There are a handful of CSS attributes that can be combined into a single attribute for coding brevity. I endorse the use of CSS shorthand whenever possible. It saves space and makes code more readable. In this screencast I introduce all of the common ones and go over a few gotchas that can happen when using them.
At the end, I introduce a new site of mine I hope you all find useful: HTML-Ipsum
Links from Video:
Great Tut Chris. One question that is kinda out of topic… I noticed on your dock 2 icons for IE’s. What virtual machine are you running and how were you able to get IE’s shortcuts on your dock?
I get that question a lot so I made a page:
Thanks for the Reply Chris but I meant how did you add the IEs icon to the Mac dock.
Put your favourite icon in the root folder of your server. ( )
great subject ! excited to watch it .. god speed !
Thanks Chris. Very useful info.
Hi, thanks for another great vidcast. One small off topic question thou. What’s the HTML app in your dock, next to VMware? Some kind of offline validator and if so where can you find it, I’ve been looking for something like that.
[email protected]
A idea for html-ipsum could be to provide Coda links, so those of us who uses Coda, doesn’t have to copy/paste the clips into webclips.
for instance like on coda-clips
Hey Ebsen, If you’ll notice the Coda Clips button right up top, you’ll see they are already there!
forget it! Im just scrolling to fast, my bad Chris – damn this is embarrassing
Hey Chris, Great refresher, I always use trouble as a reminder for margin and padding
Great work!
As always, very informative.
Great work Chris. Nice little refresh.
nice work; btw it’s weird with the 3px border default but I think the same default is in photoshop when you stroke a layer which is also a border in fact
Hey Chris!
Thanks again for the reminders, I always forget about the 3 first font shorthand values!
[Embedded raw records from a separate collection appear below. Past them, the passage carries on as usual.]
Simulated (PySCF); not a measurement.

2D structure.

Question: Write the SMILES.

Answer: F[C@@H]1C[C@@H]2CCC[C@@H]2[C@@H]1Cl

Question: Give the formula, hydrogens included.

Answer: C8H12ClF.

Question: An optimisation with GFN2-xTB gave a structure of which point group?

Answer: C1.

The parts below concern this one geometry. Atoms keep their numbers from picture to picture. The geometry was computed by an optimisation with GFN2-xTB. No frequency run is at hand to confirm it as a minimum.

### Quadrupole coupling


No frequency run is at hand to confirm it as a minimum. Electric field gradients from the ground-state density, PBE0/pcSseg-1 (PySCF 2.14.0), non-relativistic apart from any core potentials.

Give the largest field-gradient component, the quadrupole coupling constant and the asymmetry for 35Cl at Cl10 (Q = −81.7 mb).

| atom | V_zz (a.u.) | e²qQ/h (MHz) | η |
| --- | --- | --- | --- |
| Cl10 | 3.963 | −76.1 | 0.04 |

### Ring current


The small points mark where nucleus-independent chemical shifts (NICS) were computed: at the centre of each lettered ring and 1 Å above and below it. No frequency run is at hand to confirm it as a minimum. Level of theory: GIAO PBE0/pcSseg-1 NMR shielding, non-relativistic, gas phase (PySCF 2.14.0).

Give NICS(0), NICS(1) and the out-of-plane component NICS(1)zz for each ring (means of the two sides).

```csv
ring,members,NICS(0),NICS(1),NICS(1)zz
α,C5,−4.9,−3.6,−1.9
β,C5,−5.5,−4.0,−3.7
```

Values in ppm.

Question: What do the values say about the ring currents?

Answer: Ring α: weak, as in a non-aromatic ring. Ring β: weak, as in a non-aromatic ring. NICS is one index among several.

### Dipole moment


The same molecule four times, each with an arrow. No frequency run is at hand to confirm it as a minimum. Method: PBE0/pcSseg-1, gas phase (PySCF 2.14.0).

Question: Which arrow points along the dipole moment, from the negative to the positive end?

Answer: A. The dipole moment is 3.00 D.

Quick comment about the “border” shorthand, it doesn’t really matter where you place your values, as long as you declare them all. As in:
border: #color dashed 1px; or
border: dashed 1px #color; or
border: 1px #color solid;
You get the idea. I also think that goes for all the other shorthands. As long as all values are declared and are keywords, you can interchange the values, except for the background “left top” (non-keywords values). But this is just a thought, didn’t try to mix the other shorthand values.
Keep up the great work, love this site :D
I think you are right, that works for border, but you need to be careful in general. Like I mention in the video, the ‘font’ attribute is particularly weird about that.